ON THE MONEY
Hamill: Scrooge McDuck would approve this transfer
Over the next 22 years, the largest transfer of intergenerational wealth in the history of the world will occur.
Baby boomers, born between 1946 and 1964, are projected to inherit $6 trillion during this period.
Gen X, born between 1965 and 1980, is projected to inherit $39 trillion. Millennials, born between 1981 and 1996, will inherit $46 trillion.
The federal government now allows $15 million of wealth to be transferred, by gift or inheritance, with no tax (gift or estate) paid by the transferor.
Federal tax law also provides that the recipient of a gift or an inheritance will owe no income taxes on the property received.
It gets better. Let’s say that Dad bought some Apple stock for $1 million and that stock grew to $10 million in value by his death.
Dad’s heirs can adjust the tax basis of the stock to $10 million upon inheritance. They can then sell with no capital gains tax.
Wow! Picture Scrooge McDuck in his vault filled with bags of currency and pieces of gold. If you can’t picture this, check it out on YouTube.

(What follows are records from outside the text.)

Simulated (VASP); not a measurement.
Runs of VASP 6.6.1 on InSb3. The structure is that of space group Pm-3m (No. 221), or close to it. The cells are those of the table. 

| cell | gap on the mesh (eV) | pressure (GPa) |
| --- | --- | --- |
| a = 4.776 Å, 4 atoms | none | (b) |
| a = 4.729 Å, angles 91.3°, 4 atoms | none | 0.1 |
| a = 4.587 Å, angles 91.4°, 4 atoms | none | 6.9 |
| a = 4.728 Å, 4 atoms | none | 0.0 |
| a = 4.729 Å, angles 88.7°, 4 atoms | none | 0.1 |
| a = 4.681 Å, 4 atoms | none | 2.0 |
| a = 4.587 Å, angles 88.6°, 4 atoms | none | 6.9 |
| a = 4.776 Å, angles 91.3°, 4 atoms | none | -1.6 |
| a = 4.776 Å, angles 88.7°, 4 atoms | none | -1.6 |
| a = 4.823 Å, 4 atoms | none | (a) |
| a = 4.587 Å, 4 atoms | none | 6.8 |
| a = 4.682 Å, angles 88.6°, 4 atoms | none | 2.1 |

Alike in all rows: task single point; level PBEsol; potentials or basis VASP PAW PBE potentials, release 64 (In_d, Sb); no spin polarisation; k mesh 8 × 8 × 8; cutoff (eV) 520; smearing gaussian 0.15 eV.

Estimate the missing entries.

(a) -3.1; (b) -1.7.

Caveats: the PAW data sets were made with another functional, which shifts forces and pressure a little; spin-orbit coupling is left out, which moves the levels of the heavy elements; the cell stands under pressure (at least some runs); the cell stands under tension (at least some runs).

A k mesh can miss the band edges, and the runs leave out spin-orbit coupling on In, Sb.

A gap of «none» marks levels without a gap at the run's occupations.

Tax planners try to make sure that no one in the government can rain on this parade. Plans include keeping the estate within the $15 million exclusion.
Other plans seek to protect the heirs’ ability to adjust the basis of the assets received. Sometimes the two plans can work against one another.
Planners then need to decide which is more important — avoiding the estate tax or getting that income tax basis adjustment.
New Mexico is one of nine states that have a special benefit available. This is because New Mexico is a community property state.
In olden days, which were not that old, many husbands owned and controlled all marital assets.
When the husband died, the wife and maybe the kids inherited all the assets. Since the husband owned everything, there was a basis adjustment for everything.
But there was a different system from civil, not common laws. This vested the wife with ownership of half the marital assets.
The birth of this civil system likely started with the fall of the Roman Empire in the early Middle Ages.
Germanic custom sought to protect the weaker spouse from a despotic spouse. During the Frankish period, this custom provided legal rights to the weaker spouse.
The origins of this community property system are found in German, Spanish and French laws and customs.
Civil law states in the U.S. that borrowed from these European laws adopted community property.
Returning to my dead husband story, a wife would only receive a basis adjustment for the one-half share of the assets that she did not already own.
Those in community states, which include the powerhouses of California and Texas, accounting for one-fifth of the population, were not pleased with this tax result.
The 800-pound gorillas threatened to bash Congress onto the ground unless they adopted a tax law allowing a full basis adjustment for community property.
So, a surviving spouse in New Mexico can adjust the basis of all the community assets upon the death of the first spouse.
But wait. The assets must be included in the decedent’s gross estate to allow for any basis adjustment.
Tax planning for estates not subject to the estate tax — $15 million or less; $30 million for spouses — seeks to have assets included in the estate.
But even with this careful planning, some assets just cannot get the income tax basis adjustment.
A big one is retirement plan assets. Let’s say the husband had a defined contribution retirement plan at work that accumulated $8 million at his death.
The income tax law bestows great gifts on retirement plans. The employer can deduct contributions while the employee defers income until distributions are received.
To be sure that someone pays an income tax, the tax law says no basis adjustment for those $8 million plan assets.
Whoever inherits the retirement plan will pay income tax. Whoever inherits the stock portfolio or the real estate will not pay income tax.
This forces our wealth transfer generations to consider the tax effects of assets transferred to different heirs.
I’ll give Sally the stock portfolio and name Sue the beneficiary of the retirement plan is not equitable if both shares have the same gross value.
The one certainty of death will facilitate the largest transfer of wealth in history. The other certainty of taxes will mean you need to plan for this.